2012 Sauvignon Blanc
The patio furniture is out, our propane tanks are full, and we are in the midst of summer. If you are like me, you are enjoying your fair share of Sauvignon Blanc, the perfectly refreshing white wine to a hot and humid New England day.
Not too long ago, this vivacious varietal had trouble catching on within the US market. It wasn’t until the 70’s when Californian Vintner, Robert Mondavi dubbed his struggling Sauvignon Blanc, “Fume Blanc” that wine enthusiasts accepted the grape. Interestingly enough, this is exactly what happened with the well known (and loved) Chilean Sea Bass around the same time. Originally called the Patagonian toothfish, it is not truly sea bass, nor from Chili. What was once shunned by the masses is now prized by chefs and foodies alike, simply by giving it a chic name.
Sauvignon Blancs’ continued success is based on its zippy reputation. New Zealand plays a large role in the popularity of this varietal and after 40 years, are still churning out multi-faceted expressions of the grape. The growing popularity has inspired vintners to offer a Sauvignon Blanc unique to their area. This grape takes its cue from the climate and soil, making it one of the most transparent varietals from grassy and herbaceous notes, to flinty mineral qualities, and of course the infamous fruit forward expressions. The acidity, however, is what makes this white wine stand out amongst the rest.
Though it did have humble beginnings on American soil, it is currently one of the most widely and successfully planted varieties. For this reason, it can be one of the best values on many restaurants wine list.

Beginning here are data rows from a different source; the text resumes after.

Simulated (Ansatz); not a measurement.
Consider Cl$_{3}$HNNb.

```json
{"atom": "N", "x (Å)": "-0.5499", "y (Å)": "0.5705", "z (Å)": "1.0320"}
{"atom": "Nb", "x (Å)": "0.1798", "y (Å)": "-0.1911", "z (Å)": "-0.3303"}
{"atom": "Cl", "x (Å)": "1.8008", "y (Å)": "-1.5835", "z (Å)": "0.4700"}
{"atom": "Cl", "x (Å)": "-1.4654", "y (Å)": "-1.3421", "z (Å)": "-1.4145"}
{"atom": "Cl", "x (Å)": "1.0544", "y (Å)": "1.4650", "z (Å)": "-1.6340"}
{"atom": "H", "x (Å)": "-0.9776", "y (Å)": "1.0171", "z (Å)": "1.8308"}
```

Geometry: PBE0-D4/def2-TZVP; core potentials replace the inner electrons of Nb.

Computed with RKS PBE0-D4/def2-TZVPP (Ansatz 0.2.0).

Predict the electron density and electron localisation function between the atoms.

Among its offerings, Sauvignon Blanc has a superb affinity for many of our favorite New England summertime dishes: seafood of every scale or shell, and big bountiful salads. Find fresh, local ingredients to pair with your glass of wine at the Stonington Farmers Market every Saturday from 9am until 12pm. The Saltwater Farm Vineyard 2012 Sauvignon Blanc offers a balance of citrus and steely Stonington minerals, the perfect accompaniment to the Asparagus Salad and Grilled White Fish recipes below.
Cheers to staying refreshed,
One bunch of young fresh asparagus – washed and ends trimmed, thinly sliced crosswise
4 oz of soft goat or sheeps milk cheese – crumbled
1/3 cup chive blossom vinegar or white wine vinegar
¼ cup High quality extra virgin olive oil
Fresh cracked pepper and kosher salt to taste
Toss all of the above ingredients together, that’s it! Garnish with smoked finishing salt if you happen to have some.
NOTE: Don’t have chive blossom vinegar? Add a thinly sliced shallot instead.
Grilled White fish
Halibut is a good choice for grilling
*Brush your grill with your preferred oil and Preheat to high (have patience, this part is important)
Individual portions of your fresh catch – cut to size and brushed with oil, season well with sea salt and fresh cracked pepper
2-4 lemons sliced crosswise into rounds and arranged in a single layer on your grill (just before you are ready to cook the fish)
Handful of mild herbs (such as chives, parsley, chervil, thyme, etc) – place on top of lemon
Cook your fish directly on top of the lemons and herbs, about 6 + minutes per side depending on the thickness of your fish. The flake test is the best way to check for doneness, use a fork to peel off a flake of the fish. If it comes off with no issue and is opaque all the way through, your fish is done.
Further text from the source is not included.